We are up at the crack of dawn.  All these years of having a schedule of being up at 6, leaving at 7, is going to take a while to shake.


I make us a big breakfast and set us to the task of organizing our space. 


We have set up in the kitchen, laptops facing, printer/fax/scanner/copier to my right and table for stuff to my left.  My kitchen is split into a cooking half and an eating half.  The eating half is now the school half, seems reasonable to me.  I can still cook/write/blog while he works and I can be available for whatever I might be needed for.


What AM I DOING?


Connor asks me to write him a schedule, which I do.  I refuse to put times in though.  One of the points of this, to me, is that he can think without being interrupted or worse, stopped.  He can experience and research without watching a clock to see when he'll have to switch gears, grab his stuff and try to make more room in his head for whatever is next.  No, baby, there are no times on your schedule. 

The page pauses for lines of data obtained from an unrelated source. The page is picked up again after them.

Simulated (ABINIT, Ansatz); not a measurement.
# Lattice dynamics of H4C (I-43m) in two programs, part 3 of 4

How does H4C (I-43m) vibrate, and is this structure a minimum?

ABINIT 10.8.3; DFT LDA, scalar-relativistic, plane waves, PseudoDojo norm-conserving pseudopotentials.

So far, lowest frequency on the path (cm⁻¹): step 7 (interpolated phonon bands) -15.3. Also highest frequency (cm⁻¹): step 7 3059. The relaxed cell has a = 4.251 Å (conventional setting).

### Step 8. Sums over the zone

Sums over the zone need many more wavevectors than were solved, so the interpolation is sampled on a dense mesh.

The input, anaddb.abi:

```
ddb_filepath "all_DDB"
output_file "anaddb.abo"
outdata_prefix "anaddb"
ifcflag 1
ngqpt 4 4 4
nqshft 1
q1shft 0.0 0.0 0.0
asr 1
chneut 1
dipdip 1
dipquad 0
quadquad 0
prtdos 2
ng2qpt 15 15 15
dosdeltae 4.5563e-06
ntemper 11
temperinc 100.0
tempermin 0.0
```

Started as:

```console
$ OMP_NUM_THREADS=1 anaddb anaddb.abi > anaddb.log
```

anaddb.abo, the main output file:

Connor asks me to set my iPhone to ring a bell every 45 minutes.  No.


The first ground rules for The Williams School. 


Don't ask to pee.
Don't ask to eat.
Don't ask if you can read more.
Don't ask if you can get up and take a stretching break.


You can move here.  Breath here.  Yes, you can have a drink and a snack while you're doing an online class.


He asks me for worksheets.  Oh those worksheets.  Make work, pretend learning.  I worked in the copy room at the elementary school for 5 years.  The amount of paper shot through as 'worksheets' shocked me daily.  Quickie lesson and here's your papers, mountains and mountains of papers.  No, there will not be mountains of random worksheets.  There will be project sheets to reinforce what you've studied.  


No, my sweet there will not be wasted time gluing papers and worksheets into comp books, no crayons or coloring unless you WANT to color something.


He organizes his spiral books, one per subject.  He put his name on them, it's been many years in a row of being told to, I guess this way they won't be confused with mine? I don't say anything about it.


We have decided on these subjects: 


Online courses:
Math
Science
Social Studies
Language Arts, English
Physics
Cosmology and Astronomy


Me:
Texas History
Latin
English Literature
Supplemental Science
Supplemental Math
Environmental Science


Wow, that looks intense.  I have a strange confidence about this. He looks less frantic.  I feel a slight wave of faith flowing from him... to me.


I email him the links that he'll need and passwords to the online information I paid for.  I continue to print out rules, regulations and schedules which he poo'pooh's as insufficient as he peruses the sites and looks at the projects for the 'me' led courses.


He's in a small snit because he's doing a lot of repeat work.  I reinforce we are trying to determine what he knows and doesn't so that we can not duplicate any lessons down the road.  Call all this benchmark testing dear.  (sure, I'm tossing school analogy terms...it's the language he's comfortable with...it'll take some time to de-program him)


He works through all the online subjects in minutes.  He presents spirals to me with pages and pages of notes he's taken.  "It's crazy fast when there's no one bugging me".  *ahhhh, this is what we're shooting for*  I have him complete some review pages from a math book to determine what he knows and what he doesn't.  He hands them back to me, his name on each page, first and last, with the date and subject.  


At 12 we pack it in.  He's horrified that he hasn't learned anything yet.  I assure him he certainly has.  I take him to Best Buy to use a gift card he has, he buys SKYRIM.  He wants to go home and get on his XBox and play Halo online with his friends.  I remind him they're still in school.  He laughs.  He's less horrified all of a sudden.


His friend calls at 3:30 and the first words out of Connor's mouth are, "dude, this is great, I'm already like a month ahead of you guys!!!!!"  Ok, we'll work on "dude" and "like" in the next language class.


He happily parks it in the game-room with his headphone and a bunch of his friends call in and they play, en mass, killing things online.  He giggles and chats happily with them.


I'm exhausted, my brain hurts and still worried that I will break him.